I have an $RC$ circuit and I calculate the differential equation as
$$RC \frac{dV_c}{ dt} + V_c = V_g$$ that is the same of
$$RCy'(t) + y(t) = x'(t).$$
If I assume $x(t) = u(t)$ I have that the equation is $$RCg’(t) + g(t) = 0$$ and the solution is $$g(t) = K_1 e^{-t/RC} + K_0$$ now for have the impulse response I have to calculate this for $t > 0$, $t < 0$ and $ t= 0$ but I have no idea how to do. Can you please help me ?
Dynamic electric circuits involving linear time-invariant resistors, capacitors, and inductors are described by linear constant coefficient differential equations (LCCDE). Mathematical solution of such LCCDE requires some physical (electrical circuit theoretic) insight too. This is especially true for solving circuits under impulse functions (such as finding impulse responses). Note, that the dirac impulse $\delta(t)$ is a non-differentiable, non-continuous function; therefore it cannot be the subject of a continuous-differential equation. Nevertheless, a procedure as I present below, is developed to solve LCCDEs involving such improper impulse functions.
Given the circuit assuming zero initial conditions, derive its DE by applying a KCL (Kirchhoff's current law) at the output ($y(t)$) node :
$$ \frac{y(t)}{R} = C \frac{d}{dt} \left( x(t) - y(t) \right) $$ $$ y(t) = RC x'(t) - RCy'(t) $$ $$ \boxed{ y'(t) +\frac{1}{RC} y = x'(t) } \tag{1} $$
Impulse reponse $h(t)$ is the solution of Eq.(1) when the input is an impulse: $$ x(t) = \delta(t) \implies y(t) = h(t) $$
Let's apply a two-stage procedure to find $h(t)$. First, modify RHS of Eq.(1) by replacing $x'(t)$ with $x(t)$ : $$ y'(t) +\frac{1}{RC} y = x(t) \tag{2}$$
and denote solution of Eq.(2) as $h_0(t)$ when $x(t) = \delta(t)$. Then, by the second stage, the overall impulse response $h(t)$ of Eq.(1) will be: $$\boxed{ h(t) = h_0'(t) .} \tag{3}$$
Solution of first stage, Eq.(2):
From the characteristic equation : $s + \frac{1}{RC} = 0 \implies s = - \frac{1}{RC}$.

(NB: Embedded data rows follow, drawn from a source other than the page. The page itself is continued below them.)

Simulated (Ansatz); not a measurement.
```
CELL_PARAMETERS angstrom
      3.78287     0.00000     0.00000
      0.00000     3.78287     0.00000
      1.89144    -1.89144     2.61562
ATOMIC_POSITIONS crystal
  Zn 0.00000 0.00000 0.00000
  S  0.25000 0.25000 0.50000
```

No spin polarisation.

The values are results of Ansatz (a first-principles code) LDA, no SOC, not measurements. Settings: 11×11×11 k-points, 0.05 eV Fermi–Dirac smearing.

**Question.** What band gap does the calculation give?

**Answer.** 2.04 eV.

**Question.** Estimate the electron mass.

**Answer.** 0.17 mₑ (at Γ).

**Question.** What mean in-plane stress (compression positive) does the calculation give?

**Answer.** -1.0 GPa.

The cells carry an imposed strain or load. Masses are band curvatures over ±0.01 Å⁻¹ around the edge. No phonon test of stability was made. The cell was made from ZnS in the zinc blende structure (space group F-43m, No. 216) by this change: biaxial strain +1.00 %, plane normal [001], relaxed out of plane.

The homogeneous solution is :
$$y_h(t) = K e^{-t/RC} u(t) \tag{4}$$
The particular solution $y_p(t) = 0$, as the input is an impulse; i.e., $$\lim_{t \to \infty} x(t) = 0 \implies y_p(t) = 0$$
And the complete solution: $$h_0(t) = y_h(t) + y_p(t) = K e^{-t/RC} u(t) $$
To find the unknown $K$, we can use $y(0^+) = h_0(0^+)$ ; and from the circuit physics we find $y(0^+) = h_0(0^+) = 1$.
Then $K = 1$, and the total solution of Eq.(2) is
$$ \boxed{ h_0(t) = e^{-t/RC} u(t) } \tag{5}$$
$u(t)$ function is used to indicate that the output is causal; i.e., zero for $t < 0$. (a realizable physical circuit will be a causal system.)
Finally, the impulse response $h(t)$ is found from Eq.(3), by the second stage, as: $$ h(t) = h_0(t)' = \left( e^{-t/RC} u(t) \right)' $$
$$ \boxed{ h(t) = \delta(t) - \frac{1}{RC} e^{-t/RC} u(t) } \tag{6}$$
An intuitive physical explanation of the circuit behaviour under impulse excitation is as follows. Due to the physical capacitor's continuity of voltage property, the initial impulse (physical spike) voltage applied at the input, appears right at the output as a result of KVL applied around the loop at $t=0$. This impulse voltage on the output resistor $R$ produces an impulse current $i(t)= \delta(t)/R$ at time $t=0$ looping clock-wise around the circuit. This impulse current passes through the capacitor and jumps its voltage from $V(0^-) = 0$ to $V(0^+) = 1/RC$. Then the input node is shorted as the impulse is gone at $t=0^+$. And the simple first-order capacitive discharge circuit is obtained. Note that the discharge current loops counter clock wise due to capacitor voltage polarity. Hence the output voltage becomes negative for $t>0^+$.